I need to take a dump of one table in HBase and need it in a text file/csv format? I looked for scan
, export
and get
commands in HBase
There are a lot of ways to get data out of an HBase table like running the export map/reduce job. You can read about this and other here http://blog.sematext.com/2011/03/11/hbase-backup-options/ If you want to control which rows/cells are written you can do that with pig scripts
x = LOAD 'hbase://<sourceDatabaseName>' USING org.apache.pig.backend.hadoop.hbase.HBaseStorage( '<family:qualifier>', '<family:qualifier2>','-loadKey true') AS (ID: bytearray , Value1:chararray , Value2:chararray);
STORE x INTO '<destFileName>'
USING CSVExcelStorage(['<delimiter>' [,{'YES_MULTILINE' | 'NO_MULTILINE'} [,{'UNIX' | 'WINDOWS' | 'UNCHANGED'}]]]);
If we need to have more control with Java code, hope below link will be helpful.

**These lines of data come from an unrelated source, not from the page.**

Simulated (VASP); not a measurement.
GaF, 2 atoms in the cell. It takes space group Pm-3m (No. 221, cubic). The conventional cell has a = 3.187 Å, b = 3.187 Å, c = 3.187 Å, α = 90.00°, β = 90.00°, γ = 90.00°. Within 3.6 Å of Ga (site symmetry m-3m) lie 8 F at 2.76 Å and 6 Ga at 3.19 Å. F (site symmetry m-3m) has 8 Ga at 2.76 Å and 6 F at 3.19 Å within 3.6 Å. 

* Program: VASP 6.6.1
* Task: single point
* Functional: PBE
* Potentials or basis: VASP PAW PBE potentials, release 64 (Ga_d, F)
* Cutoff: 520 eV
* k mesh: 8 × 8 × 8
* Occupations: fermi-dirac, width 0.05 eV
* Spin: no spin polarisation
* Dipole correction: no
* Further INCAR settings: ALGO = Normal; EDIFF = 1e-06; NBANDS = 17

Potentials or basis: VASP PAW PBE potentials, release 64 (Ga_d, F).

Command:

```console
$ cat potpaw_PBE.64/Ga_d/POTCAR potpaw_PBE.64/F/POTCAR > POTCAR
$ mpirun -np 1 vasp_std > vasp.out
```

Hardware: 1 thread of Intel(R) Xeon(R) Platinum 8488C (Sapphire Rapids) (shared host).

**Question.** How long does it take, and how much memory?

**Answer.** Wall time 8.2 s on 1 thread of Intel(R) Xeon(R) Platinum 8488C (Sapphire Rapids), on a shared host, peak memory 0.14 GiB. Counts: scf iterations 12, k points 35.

https://gist.github.com/sakthiinfotec/102fca54c91b411f626a
This will backup a single HBase table as CSV format in local filesystem. We need to pre-define the list of columns we needed from a single column family. This code uses necessary jars to connect HBase table along with OpenCSV jar to write CSV records.
Assumption here is all the columns are only string.